The wilderness of that other, fading century is stamped all over by the footsteps of prodigals torn from their homes. Some traces are still with us as sound and light, bottled by the technologies that defined the era. How strange to have to explain there were no phones or cameras to film modernity’s starting gun in Sarajevo, after which a few hundred men from quiet villages the world over found themselves assembled just south of the Kaiser’s Hauptstadt, in a camp where Pacific Islanders met with Mongolians across the prison yard, and Bengalis and Algerians fought, sang, and discussed in secret their wives and children, means of escape, and plans for peacetime.

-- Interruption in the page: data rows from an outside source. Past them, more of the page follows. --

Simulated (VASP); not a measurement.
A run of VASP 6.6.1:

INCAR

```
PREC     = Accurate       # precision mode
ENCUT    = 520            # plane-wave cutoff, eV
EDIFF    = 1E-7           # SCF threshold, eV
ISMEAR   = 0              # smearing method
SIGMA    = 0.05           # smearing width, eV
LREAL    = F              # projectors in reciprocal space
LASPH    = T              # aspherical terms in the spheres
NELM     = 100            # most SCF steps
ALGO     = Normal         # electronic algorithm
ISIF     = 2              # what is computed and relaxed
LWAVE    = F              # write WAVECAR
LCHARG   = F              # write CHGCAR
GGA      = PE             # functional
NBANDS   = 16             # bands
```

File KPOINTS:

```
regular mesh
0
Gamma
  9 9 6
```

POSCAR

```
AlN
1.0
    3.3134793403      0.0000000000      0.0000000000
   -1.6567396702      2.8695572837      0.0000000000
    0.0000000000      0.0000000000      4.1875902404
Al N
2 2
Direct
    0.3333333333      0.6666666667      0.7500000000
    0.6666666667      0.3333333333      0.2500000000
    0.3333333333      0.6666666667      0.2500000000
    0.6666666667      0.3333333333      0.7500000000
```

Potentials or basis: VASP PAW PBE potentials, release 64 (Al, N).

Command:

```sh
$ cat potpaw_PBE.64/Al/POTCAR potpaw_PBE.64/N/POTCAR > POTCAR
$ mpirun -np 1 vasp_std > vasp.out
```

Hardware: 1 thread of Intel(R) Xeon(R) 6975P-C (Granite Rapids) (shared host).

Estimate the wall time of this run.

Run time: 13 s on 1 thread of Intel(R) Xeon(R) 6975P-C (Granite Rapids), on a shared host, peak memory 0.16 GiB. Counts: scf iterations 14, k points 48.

When I moved to Berlin on an Fulbright research grant, the most important discovery I made was also the first: that no person from the U.S. Department of State, nor my institution of origin, nor the German government, nor any other representative of the coalition of institutional bureaucracies that enabled my fellowship was planning to check on me or my progress in any way. This epiphany occasioned a flowering of lassitude, like the moment a hallucinogen kicks in, in this case, several months after I ingested it. I could relax. I knew that if I waited long enough, while simply paying attention to whichever direction my curiosity pointed me toward, I would find an appropriate topic of study. I even convinced myself that I had already completed the work for which I was now being paid, i.e. the grant application itself, which had dominated the entire previous summer. So instead of working on my research project—the proposal described in my statement of purpose no longer interested me—or indeed any research project, I read novels, watched old movies, explored the strange and alluring German capital, and played the electric keyboard my partner bought me as a birthday gift. It wasn’t until November that I stumbled upon the man whose life and work, curiously forgotten today (at least in the English-language world), would engross me for weeks and months. I even thought I would write a book about him. The man was Wilhelm Doegen and his abandoned work was the Museum of the Voices of the People, one of the strangest aural collections in the world.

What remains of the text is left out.